I am currently struggling to understand how the power spectrum is stored in the kaldi framework.
I seem to have successfully created some data files using
$cmd JOB=1:$nj $logdir/spect_${name}.JOB.log \
compute-spectrogram-feats --verbose=2 \
scp,p:$logdir/wav_spect_${name}.JOB.scp ark:- \| \
copy-feats --compress=$compress $write_num_frames_opt ark:- \
ark,scp:$specto_dir/raw_spectogram_$name.JOB.ark,$specto_dir/raw_spectogram_$name.JOB.scp
Which gives me a large file with data point for different audio files, like this.
The problem is that I am not sure on how I should interpret this data set, I know that prior to this an fft is performed, which I guess is a good thing.
The output example given above is from a file which is 1 second long.
all the standard has been used for computing the spectogram, so the sample frequency should be 16 kHz, framelength = 25 ms and overlap = 10 ms.
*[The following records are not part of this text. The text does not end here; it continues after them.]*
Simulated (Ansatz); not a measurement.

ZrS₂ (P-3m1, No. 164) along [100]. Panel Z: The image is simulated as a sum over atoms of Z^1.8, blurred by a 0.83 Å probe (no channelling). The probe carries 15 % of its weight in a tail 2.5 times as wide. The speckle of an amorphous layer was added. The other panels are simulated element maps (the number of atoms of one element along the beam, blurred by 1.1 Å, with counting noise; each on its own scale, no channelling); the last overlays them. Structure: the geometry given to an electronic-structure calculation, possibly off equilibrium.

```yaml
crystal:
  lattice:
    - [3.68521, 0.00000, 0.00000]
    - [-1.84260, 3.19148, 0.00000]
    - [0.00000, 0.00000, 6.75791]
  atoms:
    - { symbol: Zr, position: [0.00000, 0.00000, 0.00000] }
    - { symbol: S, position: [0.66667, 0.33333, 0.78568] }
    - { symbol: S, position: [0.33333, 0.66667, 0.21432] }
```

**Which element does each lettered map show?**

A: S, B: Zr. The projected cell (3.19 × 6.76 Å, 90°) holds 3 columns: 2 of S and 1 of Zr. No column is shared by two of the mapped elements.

The number of data points in the first set is 25186.
Given these informations, can I interpret the output in some way?
Usually when one performs fft, the frequency bin size can be extracted by F_s/N=bin_size
where F_s
is the sample frequency and N
is the FFT length. So is this the same case? 16000/25186 = 0.6... Hz/bin?
Or am I interpreting it incorrectly?